Currently, only eight train operating companies offer Delay Repay 15, a compensation scheme that allows passengers to claim a refund for any delay longer than 15 minutes – whatever the reason.
Some companies only offer Delay Repay compensation after 30 minutes, and some train companies don’t offer Delay Repay at all.
Those that don’t offer Delay Repay don’t have to pay out for delays and cancellations that are outside of the train operating company’s control.
For example, if there are leaves on the tracks, this would probably be viewed as being outside of the train operating company’s control.
At the 20 busiest stations excluding London, and the 10 busiest stations in London, passengers on only up to 13% of all delayed or cancelled services could be eligible for compensation.
How to claim compensation for late or cancelled trains
If your train journey is disrupted, make sure you claim for compensation.
We have a free guide on how to claim compensation if your train company is signed up to Delay Repay.
If your train company isn’t on Delay Repay, you might still be able to make a claim under its passenger charter.
You might even be able to make a claim under the Consumer Rights Act travel amendments.
Why we need automatic train compensation
We think that an inconsistent approach to compensation across the network leads to many passengers missing out on the compensation they should be owed.
Which? managing director of public markets Alex Hayman said: ‘Passengers have told us reliability is hugely important to them.
‘People have been left deeply frustrated at the unacceptably high levels of delays and cancellations, which impact on their everyday lives.
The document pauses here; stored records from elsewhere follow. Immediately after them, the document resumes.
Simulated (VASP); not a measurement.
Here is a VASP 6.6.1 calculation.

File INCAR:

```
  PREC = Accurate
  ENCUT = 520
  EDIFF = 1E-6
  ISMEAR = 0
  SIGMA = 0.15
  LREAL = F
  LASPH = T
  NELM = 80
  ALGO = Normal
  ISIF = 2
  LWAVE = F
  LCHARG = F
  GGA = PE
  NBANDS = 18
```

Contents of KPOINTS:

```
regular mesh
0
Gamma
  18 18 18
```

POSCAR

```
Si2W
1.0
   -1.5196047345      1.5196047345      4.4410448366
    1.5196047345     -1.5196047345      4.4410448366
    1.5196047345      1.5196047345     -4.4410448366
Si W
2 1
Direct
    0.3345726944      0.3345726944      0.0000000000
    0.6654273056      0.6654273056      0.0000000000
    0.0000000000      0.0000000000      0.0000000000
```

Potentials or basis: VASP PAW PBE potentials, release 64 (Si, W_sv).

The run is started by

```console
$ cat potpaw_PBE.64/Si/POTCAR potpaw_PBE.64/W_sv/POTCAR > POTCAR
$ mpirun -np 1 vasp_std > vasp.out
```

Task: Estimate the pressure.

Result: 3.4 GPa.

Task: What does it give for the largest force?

‘Passengers must be at the centre of the forthcoming government rail review – it must look at performance targets to drive improvements in punctuality and reliability for passengers.
‘The review must not be used as an excuse to delay real action to improve passengers’ experiences on the trains today. As a first step, the government must introduce fully automatic compensation, ensuring more passengers get the money they are owed.’